Tonight, the two cellar-dwellers of the Indian Premier League will meet at Kingsmead in Durban. Given their poor performances so far, both ought to make changes to their team, but going on past history, this might not happen.
Bangalore have batted poorly in all three matches so far, and only the inept batting of Rajasthan in the first match gave a veneer of apparent respectability. Not that they bowling has been impressive either, having conceded more than 180 runs in both of their last two matches. Although the final margin of defeat against the Deccan Chargers looked mild, it was padded by some freewheeling hitting once the game had already passed beyond reach.
Their foreign imports have struggled, particularly with the bat. Kevin Pietersen and Jacques Kallis have managed only 62 runs in five innings between them, which looks positively monumental in comparison to the solitary run that Ross Taylor and Jesse Ryder have cobbled together in three innings. In fact, Pietersen and Ryder have contributed more with the ball than with bat, while Dale Steyn has continued his run of inconsistent displays in the shorter formats.
That the star overseas batsmen have failed has been plain to see, but it also gave the Indian talent to shine. Even when Shaun Marsh averaged almost 70 last year, he did fail on occasions, forcing the others to either perform or be exposed. In the case of Bangalore, their sixth and seventh Indians have failed on all three occasions.
In the three matches that Bangalore have played so far, Rahul Dravid, Virat Kohli, Robin Uthappa, Anil Kumble and Praveen Kumar have been the five domestic players whose positions were not gifted by the domestic quota. In contrast, the remaining two places, which have been shared by Balachandra Akhil, R Vinay Kumar, Rajesh Bishnoi and Karan Sharma, have effectively reduced the Challengers to playing with nine men. Together they have totalled 24 runs at 4.80 and taken 0/37 from four overs. In effect, Bangalore have been playing with the equivalent of two Glenn McGraths, both of whom have a broken arm and cannot bowl.

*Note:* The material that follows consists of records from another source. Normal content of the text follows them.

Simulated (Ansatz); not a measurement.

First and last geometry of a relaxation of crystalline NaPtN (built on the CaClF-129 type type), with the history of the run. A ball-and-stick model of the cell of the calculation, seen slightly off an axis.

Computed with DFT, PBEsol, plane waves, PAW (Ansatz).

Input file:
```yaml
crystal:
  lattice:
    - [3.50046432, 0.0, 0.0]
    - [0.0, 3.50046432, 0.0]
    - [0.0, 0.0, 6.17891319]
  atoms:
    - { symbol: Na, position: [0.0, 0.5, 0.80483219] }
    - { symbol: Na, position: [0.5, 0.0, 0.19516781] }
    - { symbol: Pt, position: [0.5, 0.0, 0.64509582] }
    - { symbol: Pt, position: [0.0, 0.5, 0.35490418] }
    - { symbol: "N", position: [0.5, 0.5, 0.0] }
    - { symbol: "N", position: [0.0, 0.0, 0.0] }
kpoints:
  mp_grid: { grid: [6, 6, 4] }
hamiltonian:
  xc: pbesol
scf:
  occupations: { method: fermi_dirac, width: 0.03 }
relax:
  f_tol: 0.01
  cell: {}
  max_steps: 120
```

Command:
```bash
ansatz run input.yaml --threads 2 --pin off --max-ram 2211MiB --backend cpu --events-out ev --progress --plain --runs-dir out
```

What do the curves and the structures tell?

Almost any change will do, as it could barely be worse. Shreevats Goswami impressed in the few opportunities he received last year, while Roelof van der Merwe has starred for South Africa in the recent series against Australia and has a strong record in domestic cricket with both bat and ball. With spinners being prominent in the IPL so far, van der Merwe’s selection would be shrewd move in particular.
Punjab are also likely to be hobbled by the same weaknesses in their upcoming matches, unless their middle-lower order are continually saved by the rain. Not that the rain will do them any good either, as their top-order is significantly weaker than those possessed by most of their opponents and shortened matches place more of the responsibility on the openers. If the rain stays away, and Punjab persist with the same structure as in the opening matches, then they could be relentlessly exposed unless the triumvirate of Yuvraj Singh, Mahela Jayawardene and Kumar Sangakkara flood South Africa with runs. With Shaun Marsh injuring himself again while playing for Australia on Wednesday, it’s unlikely that they will get much reinforcement in the second half of the tournament, so their lesser players need to get used to the responsibility from the outset.
Punjab have even less depth in their Indian stocks than Bangalore, or more accurately, they are choosing some rather weak players when vastly stronger options sit on the bench. So far, Taruwar Kohli, VRV Singh and Vikramjeet Malik have played in both matches. Despite the matches being curtailed, they have only added 1 run and taken 1/39 from four overs, an even weaker return than Banglore’s duo given that they have three.
The selection of the trio is rather perplexing, especially given the alternatives. Kohli has only played one season at domestic level, and has only made sporadic appearances for Punjab. Given that his averages 31 in List A and 26 in first-class matches, it’s not surprising that he hasn’t played regularly. What is hard to understand is why he is being chosen ahead of Tanmay Srivastava, who was Uttar Pradesh’s top-scorer last season, or Uday Kaul, Punjab’s Ranji Trophy wicket-keeper. Both are under 22, have vastly superior batting records to Kohli in both this season and in the long term. Kaul has averaged beyond fifty in both forms of cricket for the past two seasons and provides the additional option of being able to take the gloves if Sangakkara is injured mid-match. In one match last season, Chennai were able to have Parthiv Patel take over from Mahendra Singh Dhoni after a mid-match injury. Kohli needs to be replaced by either Srivastava or Kaul.
With Jerome Taylor and Brett Lee still injured, Punjab’s pace battery is the weakest in the competition by some distance. That Irfan Pathan is by far the best seamer says enough about their strength, which is why Romesh Powar’s omission despite being a key plank in Mumbai’s Ranji Trophy win this year is difficult to fathom. Why choose four pacemen when so many are far below the mark? With the success of Daniel Vettori and Pragyan Ojha so far, two finger spinners who like to flight the ball, Punjab should give Powar a chance. His agility in the field is nothing less than an embarrassment, but when his colleagues are being launched into the crowd with such regularity, it makes little difference.
In tonight’s battle at the bottom, fortune could well favour the brave.